From this world, even if one is not devout, one gains a sense that we are all here to work for something greater than Ourselves. One is taught that service is the rent we pay for living here on this earth, and that helping someone else is the best way to feel better about one's self.

Emory Buckner kept a picture of his father in his office, and often referred to him in oral argument. So too has my family been an inspiration for me.

There are those who say that public service requires great sacrifices, and it does.

But when I compare the sacrifices of salary and time to those my family has made over the generations, all so that the next generation could have a better life, those pale by comparison.

My father tells the story of my great great grandfather, the first generation of preachers we can identify in the family, who was a free black man in antebellum North Carolina. While it is unclear how he came to have his freedom, it certainly gave him a life those still enslaved did not have. He would have lived his life as a free man, but he was to meet my great great grandmother, the woman he wanted to marry. And while he was free, she was not, but was still enslaved. Unable to purchase her, in order to marry her he had to stay on and re-enter bondage.

That's a sacrifice.

And I will confess I never understood it, until I met my own husband, and I realized that when you find the person who truly has your heart, not only are you always home, you are always free.
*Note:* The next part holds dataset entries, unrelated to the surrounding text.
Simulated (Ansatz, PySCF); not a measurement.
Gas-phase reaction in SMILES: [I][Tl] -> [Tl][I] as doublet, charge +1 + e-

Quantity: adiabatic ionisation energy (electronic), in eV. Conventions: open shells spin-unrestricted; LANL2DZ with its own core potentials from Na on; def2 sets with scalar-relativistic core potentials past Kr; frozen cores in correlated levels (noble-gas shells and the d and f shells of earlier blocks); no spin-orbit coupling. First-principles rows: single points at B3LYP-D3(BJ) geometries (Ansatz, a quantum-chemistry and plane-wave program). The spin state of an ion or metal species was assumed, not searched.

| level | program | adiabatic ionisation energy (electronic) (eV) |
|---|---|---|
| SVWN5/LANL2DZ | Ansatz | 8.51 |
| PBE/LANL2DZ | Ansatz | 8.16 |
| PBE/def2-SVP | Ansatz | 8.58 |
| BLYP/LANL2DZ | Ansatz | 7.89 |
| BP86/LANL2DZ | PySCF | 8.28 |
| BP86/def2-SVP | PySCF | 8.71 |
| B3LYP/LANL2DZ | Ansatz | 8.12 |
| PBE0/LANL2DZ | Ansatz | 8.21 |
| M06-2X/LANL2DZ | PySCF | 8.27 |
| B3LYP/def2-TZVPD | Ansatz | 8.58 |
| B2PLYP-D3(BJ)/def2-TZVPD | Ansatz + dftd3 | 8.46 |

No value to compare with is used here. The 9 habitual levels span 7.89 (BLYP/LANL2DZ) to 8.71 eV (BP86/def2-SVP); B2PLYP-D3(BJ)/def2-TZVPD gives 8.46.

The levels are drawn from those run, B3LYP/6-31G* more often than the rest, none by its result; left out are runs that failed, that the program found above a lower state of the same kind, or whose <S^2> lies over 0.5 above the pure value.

My great great grandfather sacrificed his freedom for the woman he loved and the family he wanted. If he could do that to have the future of his choice, then nothing I have given up feels like a loss to me.

Some say that public service carries some risk. One is in the public eye often taking unpopular positions. These could impact one's chances to return to private life. Sometimes there is physical risk as well, as we have seen with recent case involving threats to both a judge and an AUSA in my own district.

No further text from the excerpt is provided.